Sunday, August 24, 2014

Shifting Roles: GAPs



In May 2011, I thought my life was headed toward the good times. My daughter graduated from high school and would be moving out on her own within a couple of years. My special needs son had an established routine of work and adult day program. I was newly married and in the middle of remodeling our home. I had only four years left to work. Then I could travel or do nothing. I longed for time to actually make something I saw on Pinterest, for time alone with my already retired husband, for time to just be carefree.

Yes, I was going to be sitting easy. That was my plan.

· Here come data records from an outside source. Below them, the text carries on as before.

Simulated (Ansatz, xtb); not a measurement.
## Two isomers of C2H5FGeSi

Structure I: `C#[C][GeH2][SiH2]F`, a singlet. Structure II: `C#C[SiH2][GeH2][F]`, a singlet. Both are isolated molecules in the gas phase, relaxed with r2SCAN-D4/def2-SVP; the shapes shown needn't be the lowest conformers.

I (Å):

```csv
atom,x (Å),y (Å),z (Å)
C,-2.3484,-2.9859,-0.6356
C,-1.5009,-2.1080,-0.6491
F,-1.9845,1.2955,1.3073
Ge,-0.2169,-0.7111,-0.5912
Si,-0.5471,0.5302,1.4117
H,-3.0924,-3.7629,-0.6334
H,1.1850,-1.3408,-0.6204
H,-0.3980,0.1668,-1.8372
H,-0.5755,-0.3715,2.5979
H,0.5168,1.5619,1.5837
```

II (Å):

Just two months later, my plan changed when my 7-year-old granddaughter came to live with us. Her moving in with us was not simple because it also brought many court/lawyer/mediator visits along with a tremendous financial cost, but I had to do it. Her parents did not make wise choices with their lives, and she needed to be protected. If you are a grandparent, you probably agree that the love for a grandchild is so different from the love for a child. Our role is to have fun with them and enjoy their growth without having to be as responsible as we were with their parents.

So much for my plan. 

Even though my granddaughter is a very easy-going child, the transition into our household was difficult. She missed her mom and dad, and like most kids, held on to the belief that she would go back to live with them. My marriage of six months was under tremendous strain. My college freshman wasn’t pleased with having to share her room with a first grader. My special needs son suddenly didn’t get all the attention anymore. I felt caught in the middle with trying to please everyone.  My role shifted from the spoiler to the disciplinarian, a role no grandparent wants. I was supposed to be the person who supplied the fun and excitement for her while her parents took care of the rules.

My situation is not a unique one. In the U.S., almost 7.8 million children are living in homes where grandparents or other relatives are the caregivers. Grandparents are raising 5.8 million and other relatives care for the remaining 2 million.

Now, three years later, I found a manual for this very situation that I wish I had known about earlier – Grandparents as Parents: A Survival Guide for Raising a Second Family by Sylvie de Toledo and Deborah Edler Brown. This book should be provided free of charge to every grandparent raising his or her grandchildren.


The content covers every topic a GAP might experience. It is a support group in itself because there are different stories and situations about parental death, abandonment, addiction, mental illness, etc. The authors included information on government aid, legal issues, education, setting boundaries, and just surviving from one day to the next. I also found information about actual support groups in the area.

I counted my blessings when I read about the 70+-year-old grandparents now raising a newborn, the ones living in a one-bedroom apartment with four grandchildren and the ones who have to choose between their grandchildren and spouse.

The past three years have been hard, to say the least; however, my family, especially my granddaughter, has learned to roll with it. She has gone from an extremely shy little girl to one who now has lots of friends. She’s involved in dance, chorus and church and is also an excellent student who rarely misbehaves. 

We are all so proud of her. My husband, who had no grandchildren of his own, has taken care of her when she’s sick, hauled her to activities, listened to countless read-aloud books and attended recitals. My special needs son has learned to just ignore her when she gets on his nerves or she gets more attention than he. My daughter moved on to college and her own apartment. And I’m in the rut again of daycare, checking homework and elementary school open house.

Richard and Cloee carved a one-of-a-kind crazy pumpkin for Halloween.

Christmas 2013 -- a typical, ordinary disfuntional family pose.

It’s not the path I envisioned that I would travel at my age; however, it’s the one I have. Is it fair? Probably not, but as I’ve said in an earlier post, fair is where you get cotton candy. I, like the other 5.8 million grandparents who had to shift roles, care for our grandchildren because of one reason -- the extraordinary love we have for them.